Leinster’s rugby may not be flowing like honey and the defence is having a mite too many mishaps, but entering the knockout stages, the pool phase hasn’t left them this battle-hardened in a while.
“Definitely – and the finding a way, backing it up from last week, coming away to France . . . that was the exciting challenge that we referenced,” added Doris. “Back into an inter-pro next week (against Connacht in Galway), so we roll on.”
Outside of the Leinster organisation, no-one will be more happy about them coming through two tight matches against French opposition than Andy Farrell. Ireland pitch up in the Stade de France for the 2026 Six Nations opener in 2½ weeks. Indeed, while the results have varied, it can be considered helpful that all seven matches played by the Irish provinces over the last two weekends have been against Top 14 teams.

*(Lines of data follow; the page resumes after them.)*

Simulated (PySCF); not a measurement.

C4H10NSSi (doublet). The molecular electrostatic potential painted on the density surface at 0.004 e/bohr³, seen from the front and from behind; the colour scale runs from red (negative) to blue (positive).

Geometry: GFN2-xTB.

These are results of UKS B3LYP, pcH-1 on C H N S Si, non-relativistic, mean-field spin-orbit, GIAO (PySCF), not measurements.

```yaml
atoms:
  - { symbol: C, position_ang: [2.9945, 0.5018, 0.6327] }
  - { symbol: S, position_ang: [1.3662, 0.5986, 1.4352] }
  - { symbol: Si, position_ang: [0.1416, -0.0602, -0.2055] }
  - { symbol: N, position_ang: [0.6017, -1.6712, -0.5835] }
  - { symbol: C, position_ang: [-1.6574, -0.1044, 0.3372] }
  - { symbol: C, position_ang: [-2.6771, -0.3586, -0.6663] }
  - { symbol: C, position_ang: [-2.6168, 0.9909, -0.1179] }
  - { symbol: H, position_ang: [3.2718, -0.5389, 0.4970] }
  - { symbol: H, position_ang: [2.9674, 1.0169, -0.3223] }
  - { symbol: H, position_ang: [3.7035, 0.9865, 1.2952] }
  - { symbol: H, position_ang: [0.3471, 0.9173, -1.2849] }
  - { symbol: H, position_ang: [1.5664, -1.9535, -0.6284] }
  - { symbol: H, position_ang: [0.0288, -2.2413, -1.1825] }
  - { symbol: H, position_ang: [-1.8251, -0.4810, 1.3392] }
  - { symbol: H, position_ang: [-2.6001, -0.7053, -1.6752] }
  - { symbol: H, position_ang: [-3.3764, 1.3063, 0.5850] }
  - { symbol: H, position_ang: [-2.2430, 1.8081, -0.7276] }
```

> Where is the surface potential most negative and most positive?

Leinster’s Max Deegan scores a try against Bayonne in Saturday’s Champions Cup match. Photograph: Ryan Byrne/Inpho
“Yeah, it’s quite unique the way French teams play and there’s definitely some common denominators there with the national team and these two,” said Doris. “Obviously keeping the ball alive, big heavy men, can be quite pragmatic in their own half.
“So, hopefully it’ll stand to us. It’s good practice coming away to France and getting a win over here.”
That Bayonne were fully up for this game despite being out of contention for the knockout stages was evident in their display.
Skills and defence coach Nick Abendanon said: “To have players ringing up the coaches saying, ‘I want to play. I want to play’, that’s exactly what you want as a coaching team – players that want to go out on the field and want to play and want to test themselves against the best.
“Obviously the conditions played a huge factor into that game. With the dry ball, we would have seen a lot more running rugby from Leinster. But we shut down their space enough that they couldn’t play their expansive game.
“But what I was really happy with was that they weren’t winning metres easily in the collisions. That was one aspect I was scared [about] going into the game, that they were just going to get gain line, gain line, gain line, which they didn’t manage to do.”